Jo Reed: Yeah. It was interesting, because when I was reading your most recent collection, The Office of Historical Corrections, at a certain point I was just thinking about the short story and my relationship with it, and I was really appreciating the recurring questions, for example, that you had mentioned that go through the collection, the threads, and it was very interesting seeing these questions from being examined in different time frames from different perspectives with different people and different circumstances, and there was a lot I valued about that.
Danielle Evans: Yeah. Thank you. It’s one of my favorite things about story collections, as a reader, is just to kind of see a theme shapeshift.
Jo Reed: Now, it was 10 years between your first collection and your second, and I’m just wondering as we’re looking at structural inequity and racial inequality throughout American life including the arts, maybe even especially the arts. What have you seen change in publishing? Have you seen change and what do you see on the road ahead?

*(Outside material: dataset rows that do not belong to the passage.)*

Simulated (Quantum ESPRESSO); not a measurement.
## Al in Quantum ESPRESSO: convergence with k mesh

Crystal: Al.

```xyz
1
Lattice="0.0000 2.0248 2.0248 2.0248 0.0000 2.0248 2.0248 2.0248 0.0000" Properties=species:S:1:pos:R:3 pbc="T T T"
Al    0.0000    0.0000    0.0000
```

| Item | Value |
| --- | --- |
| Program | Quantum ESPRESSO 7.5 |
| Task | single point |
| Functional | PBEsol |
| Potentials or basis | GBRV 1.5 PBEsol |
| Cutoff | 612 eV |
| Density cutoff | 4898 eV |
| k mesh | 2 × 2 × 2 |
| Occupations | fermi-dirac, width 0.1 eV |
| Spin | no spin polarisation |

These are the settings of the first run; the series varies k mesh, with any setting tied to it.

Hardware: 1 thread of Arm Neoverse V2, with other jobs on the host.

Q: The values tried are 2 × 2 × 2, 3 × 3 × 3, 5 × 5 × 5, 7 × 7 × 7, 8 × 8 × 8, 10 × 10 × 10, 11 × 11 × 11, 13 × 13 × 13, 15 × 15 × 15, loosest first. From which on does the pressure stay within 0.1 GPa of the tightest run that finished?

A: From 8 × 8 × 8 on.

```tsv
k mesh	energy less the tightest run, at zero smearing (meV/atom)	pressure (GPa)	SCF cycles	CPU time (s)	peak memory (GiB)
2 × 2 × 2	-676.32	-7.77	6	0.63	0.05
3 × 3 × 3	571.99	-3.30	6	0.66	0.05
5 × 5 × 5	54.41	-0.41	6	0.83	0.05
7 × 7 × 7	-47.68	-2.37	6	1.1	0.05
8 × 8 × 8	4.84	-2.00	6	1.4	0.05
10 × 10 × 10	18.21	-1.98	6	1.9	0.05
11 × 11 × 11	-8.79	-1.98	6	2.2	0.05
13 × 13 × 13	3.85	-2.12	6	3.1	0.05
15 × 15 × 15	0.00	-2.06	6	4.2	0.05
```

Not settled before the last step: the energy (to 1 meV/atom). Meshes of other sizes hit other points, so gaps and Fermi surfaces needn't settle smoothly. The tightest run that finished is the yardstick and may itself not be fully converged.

Danielle Evans: Yeah. I’ve said before <laughs> that I think the problem of the 21st Century is that like the gates are opening as the building’s collapsing, <laughs> so, like...I think sometimes my question about all of our initiatives <laughs> is like, “But what are we going to do with the actual systems we’re bringing people into that are not sustainable?” I do think, yes, things have gotten better. I think when my first book came out we were still at the end of the period where there’d be sort of like everyone would put, like, one writer of color in the list a year and if you talk to people who worked publishing, then they’ll say that. That was explicit, right. The idea was like you couldn’t sell more than kind of one big book by a writer of color every season, and certainly that’s not true in the same way that it was now in that, you know, you have the delight of putting lots of writers in conversation, of having multiple books in the same cycle getting attention, and that, again, takes some pressure off of the idea that, like, this is the one story or this is the one voice. At the same time, I mean, I think even having said that, you know, there was a recent article about publishing that said, you know, I think they stopped in 2018, but said that 95 percent or something-- something astonishingly high. I think it really was 95 percent of the books being published are still by white writers, so...
Jo Reed: Yes, according to an article in the New York Times, in 2018 alone 89% of the people published were in white. The 95% figure comes from writers published between 1950 and 2018…so….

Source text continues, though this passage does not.